Cut to Mr Orange (Tim Roth), bleeding from the gut in the back of a speeding car while the driver, Mr White (Harvey Keitel), tries to calm him. In flight from a bungled diamond heist, Mr White takes his wounded partner to the gang's bolthole, a deserted warehouse, where most of Reservoir Dogs unfolds. While Mr Orange lies in a thickening pool of gore, Mr Pink (Steve Buscemi) turns up; shaken by his getaway, he has a theory about what went wrong - the gang has a 'rat in the house'. How else could the police have shown up so suddenly?

First-time director Quentin Tarantino assembles his story in a sly shuffle of build-up and aftermath (the one thing we don't see is the heist itself). The robbers, who have never met before, are hired by Joe Cabot (Lawrence Tierney) and his son, Nice Guy Eddie (Chris Penn). They address one another by the colour-coded pseudonyms Cabot has assigned them to protect their identities; one of them has a greater need to protect his. He is an undercover cop - the rat in the house - whose plight Tarantino reveals to us halfway through, and whose impersonation of a professional thief underlines the film's central leitmotif. Everyone in Reservoir Dogs is play-acting.

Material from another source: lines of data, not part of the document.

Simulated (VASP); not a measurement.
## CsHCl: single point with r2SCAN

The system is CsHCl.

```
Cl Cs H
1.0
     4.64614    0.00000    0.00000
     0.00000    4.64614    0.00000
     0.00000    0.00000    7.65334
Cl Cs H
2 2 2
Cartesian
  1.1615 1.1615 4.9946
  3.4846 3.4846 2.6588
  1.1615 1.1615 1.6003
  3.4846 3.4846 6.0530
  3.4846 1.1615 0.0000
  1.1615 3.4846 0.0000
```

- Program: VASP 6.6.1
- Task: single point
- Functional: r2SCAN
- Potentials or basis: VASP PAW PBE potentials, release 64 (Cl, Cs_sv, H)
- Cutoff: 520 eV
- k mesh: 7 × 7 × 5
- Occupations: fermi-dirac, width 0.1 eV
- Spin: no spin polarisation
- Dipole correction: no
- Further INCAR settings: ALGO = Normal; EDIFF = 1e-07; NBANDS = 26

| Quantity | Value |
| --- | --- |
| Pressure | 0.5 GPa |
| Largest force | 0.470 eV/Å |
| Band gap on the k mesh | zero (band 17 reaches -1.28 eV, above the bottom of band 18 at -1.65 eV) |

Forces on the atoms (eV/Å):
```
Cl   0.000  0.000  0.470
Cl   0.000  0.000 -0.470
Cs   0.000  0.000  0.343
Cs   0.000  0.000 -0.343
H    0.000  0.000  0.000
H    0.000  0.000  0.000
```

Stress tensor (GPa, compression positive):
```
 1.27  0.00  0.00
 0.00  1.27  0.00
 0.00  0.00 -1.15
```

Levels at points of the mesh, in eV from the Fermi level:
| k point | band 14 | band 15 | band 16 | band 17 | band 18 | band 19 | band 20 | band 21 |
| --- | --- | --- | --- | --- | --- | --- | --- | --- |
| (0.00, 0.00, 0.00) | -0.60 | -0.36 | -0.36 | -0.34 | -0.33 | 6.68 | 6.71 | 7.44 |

With Charles Bronson and Lee Marvin invoked as standards of tough-guy bravado, the movie is a masterclass for hard-nuts. The nastiest bit is Mr Blonde's mincing dance step around a trussed-up cop he has kidnapped. Pulling a razor from his boot, he proceeds to torture his victim to the strains of the old Stealer's Wheel tune, 'Stuck in the Middle with You'.

That scene has already acquired a certain notoriety, in spite of the camera gazing off into a corner as we listen to the cop's muffled screams. Reservoir Dogs isn't quite the superviolent shocker advance reports suggested. Tarantino quotes from Mean Streets and Peckinpah's The Wild Bunch, and sprays the blood around with gruesome abandon. Yet to my eyes it was no more grisly than, say, The Last of the Mohicans, which mystifyingly got a '12' rating to this one's '18'. Reactions to screen violence differ sharply: while watching the unfortunate cop in extremis, I chewed off the end of my pen, but the bloke sitting next to me couldn't stop guffawing. I declined to ask him whether this was the 'horrid laughter' of Jacobean revenge drama.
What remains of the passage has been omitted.